Some town officials have suggested any new tuition agreement with Provincetown and Truro should include some funding to cover the cost of the renovations. Brewster has the largest enrollment in the system; the town was responsible for $45,746,409 of the original estimate. Orleans’ share was $18,558,049. After subcontractor bids came in greater than expected in 2023, district voters approved another $38.1 million for the renovations.
The project does have a $36.6 million state grant, but the four towns are responsible for the debt to rebuild the school. In fiscal 24, Brewster will make its first payment of $4,254,577.
Brewster Town Manager Peter Lombardi reminded the select board on Monday that they’d urged the regional agreement be reopened. The district towns asked the regional school committee to see if Provincetown and Truro were interested in fully joining the district. Both towns said no.

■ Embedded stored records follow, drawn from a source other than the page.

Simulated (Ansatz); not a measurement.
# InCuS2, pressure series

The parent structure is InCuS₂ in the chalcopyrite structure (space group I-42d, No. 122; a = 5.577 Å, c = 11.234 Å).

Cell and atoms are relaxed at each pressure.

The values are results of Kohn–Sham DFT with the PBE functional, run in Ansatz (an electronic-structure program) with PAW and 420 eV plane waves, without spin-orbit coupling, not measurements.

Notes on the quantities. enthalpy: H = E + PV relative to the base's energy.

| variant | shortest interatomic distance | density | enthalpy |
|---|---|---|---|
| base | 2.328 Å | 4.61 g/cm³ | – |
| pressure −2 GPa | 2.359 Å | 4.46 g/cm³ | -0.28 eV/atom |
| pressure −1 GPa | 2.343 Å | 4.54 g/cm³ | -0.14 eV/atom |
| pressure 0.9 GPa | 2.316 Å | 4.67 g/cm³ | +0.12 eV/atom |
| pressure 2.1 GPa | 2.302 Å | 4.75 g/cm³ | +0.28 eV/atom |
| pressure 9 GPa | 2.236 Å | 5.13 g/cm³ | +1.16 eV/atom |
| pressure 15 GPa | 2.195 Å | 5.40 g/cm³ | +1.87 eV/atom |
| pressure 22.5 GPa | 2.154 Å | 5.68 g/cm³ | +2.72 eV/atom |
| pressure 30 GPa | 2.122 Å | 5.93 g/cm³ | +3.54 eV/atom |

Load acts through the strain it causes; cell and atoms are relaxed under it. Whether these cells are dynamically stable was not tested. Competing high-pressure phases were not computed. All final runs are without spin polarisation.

“Their sentiment was not anti-Nauset. It was pro Provincetown and Truro. They said ‘We bleed our school colors,’” Clenchy reported. “We don’t want to join in any other district, we want to be our own.”
“Regardless of the color of their blood they are saving an awful lot of money on debt service every year and I wouldn’t join if I was on their select board either,” Brewster select board member Ned Chatelain said.
Brewster also wanted to know if the new agreement could include contributing to the cost of the school renovation.
“We are paying for that debt and there is a great sense of unfairness about that,” select board member Mary Chaffee said.
Clenchy noted under state rules debt cannot be added into the tuition assessment. Provincetown and Truro are required to pay their special education costs (School Choice students do not) and those costs were around $350,000 last year, as well as transportation from Provincetown and Truro.
Fitzgibbons noted that Orleans, Brewster, Eastham and Wellfleet approved the debt. The two Cape tip towns were not involved.
“There were no stipulations placed on Provincetown and Truro. They don’t own the debt,” Fitzgibbons said. “Anything they give us would be voluntary on their part.”
The subcommittee working on the amended regional agreement will meet again in January.
“The agreement that created the Nauset District dates from 2002 and has never been amended,” Rick Draper, Brewster representative on the regional school committee, told the Brewster Select Board on Monday.
Topics under discussion include district representation on the regional school committee, the assessment formula between towns and other issues. The recommended draft will be sent to the full regional school committee and if approved sent on to the state Department of Elementary and Secondary Education. Then it would be sent to the four town select boards and town meeting for final approval this spring.